Facebook’s help center simply mentioned in a note that the Voice-to-Text feature uses machine learning; there is no mention of the fact that actual people may be listening to the voice recordings.

Now, the lead privacy regulator of Europe is seeking to know the in-depth operation of the voice-to-text feature in the Messenger and how it complies with the EU privacy laws. If human transcribers were used by the tech giant, then it might imply that actual humans are listening to all the recordings of people sent through Messenger.

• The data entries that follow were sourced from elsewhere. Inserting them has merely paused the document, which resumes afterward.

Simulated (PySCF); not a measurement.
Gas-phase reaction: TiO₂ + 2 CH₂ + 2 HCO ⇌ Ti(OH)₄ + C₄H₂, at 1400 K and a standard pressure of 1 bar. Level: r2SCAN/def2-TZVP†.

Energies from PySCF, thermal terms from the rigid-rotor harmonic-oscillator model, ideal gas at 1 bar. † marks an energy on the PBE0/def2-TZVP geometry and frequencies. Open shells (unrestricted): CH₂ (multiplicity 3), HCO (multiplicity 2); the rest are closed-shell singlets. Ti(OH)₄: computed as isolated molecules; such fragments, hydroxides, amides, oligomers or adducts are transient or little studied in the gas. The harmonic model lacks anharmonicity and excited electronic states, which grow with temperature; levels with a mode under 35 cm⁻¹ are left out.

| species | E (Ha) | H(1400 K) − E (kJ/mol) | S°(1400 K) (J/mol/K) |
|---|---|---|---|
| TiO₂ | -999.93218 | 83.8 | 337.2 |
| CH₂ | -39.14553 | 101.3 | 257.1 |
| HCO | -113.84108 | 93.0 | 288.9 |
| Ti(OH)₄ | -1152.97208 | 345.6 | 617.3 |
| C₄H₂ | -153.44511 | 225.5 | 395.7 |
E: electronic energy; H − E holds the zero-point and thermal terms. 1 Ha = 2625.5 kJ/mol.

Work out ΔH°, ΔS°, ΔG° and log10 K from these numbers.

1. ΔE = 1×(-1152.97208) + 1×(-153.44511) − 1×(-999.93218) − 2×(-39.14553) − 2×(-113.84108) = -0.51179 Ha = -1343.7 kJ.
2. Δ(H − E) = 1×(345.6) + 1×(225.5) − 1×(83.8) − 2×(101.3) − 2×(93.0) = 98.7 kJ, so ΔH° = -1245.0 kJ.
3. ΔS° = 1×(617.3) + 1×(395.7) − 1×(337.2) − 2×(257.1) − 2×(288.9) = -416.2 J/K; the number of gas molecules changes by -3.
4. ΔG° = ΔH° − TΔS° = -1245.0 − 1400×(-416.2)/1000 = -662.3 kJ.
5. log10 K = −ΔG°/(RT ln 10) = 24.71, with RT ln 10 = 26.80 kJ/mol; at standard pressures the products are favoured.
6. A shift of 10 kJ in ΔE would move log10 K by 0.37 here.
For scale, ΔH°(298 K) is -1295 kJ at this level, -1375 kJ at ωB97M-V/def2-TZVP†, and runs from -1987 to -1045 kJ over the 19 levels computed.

“Further to our ongoing engagement with Google, Apple, and Microsoft in relation to the processing of personal data in the context of the manual transcription of audio recordings, we are now seeking detailed information from Facebook on the processing in question and how Facebook believes that such processing of data is compliant with their GDPR obligations,” said a spokesperson for Irish Data Protection Commission, as reported by TechCrunch.

The AI voice assistants offered by Google, Microsoft, Amazon, and Apple have attracted the attention of the EU regulators over the last few weeks. After yesterday’s report, Facebook said that it had already suspended human transcriptions earlier this month. The company further added that all the audio clips sent to its contractors were de-identified and were only collected for improving the transcription capability of the AI.

Apple and Google too have halted doing manual reviews of audio clips for their assistants. Amazon simply gave an option to out of manual reviews in Alexa’s settings.

The fact that human transcribers are used to translate voice-to-text under the guise of ‘machine learning’ is a troublesome revelation. Nearly a decade ago, a UK based startup known as Spinvox claimed to use advanced AI to convert voice-to-text. It was later reported that this startup was heavily reliant on call centers in third-world countries where actual humans went through the audio clips to transcribe them.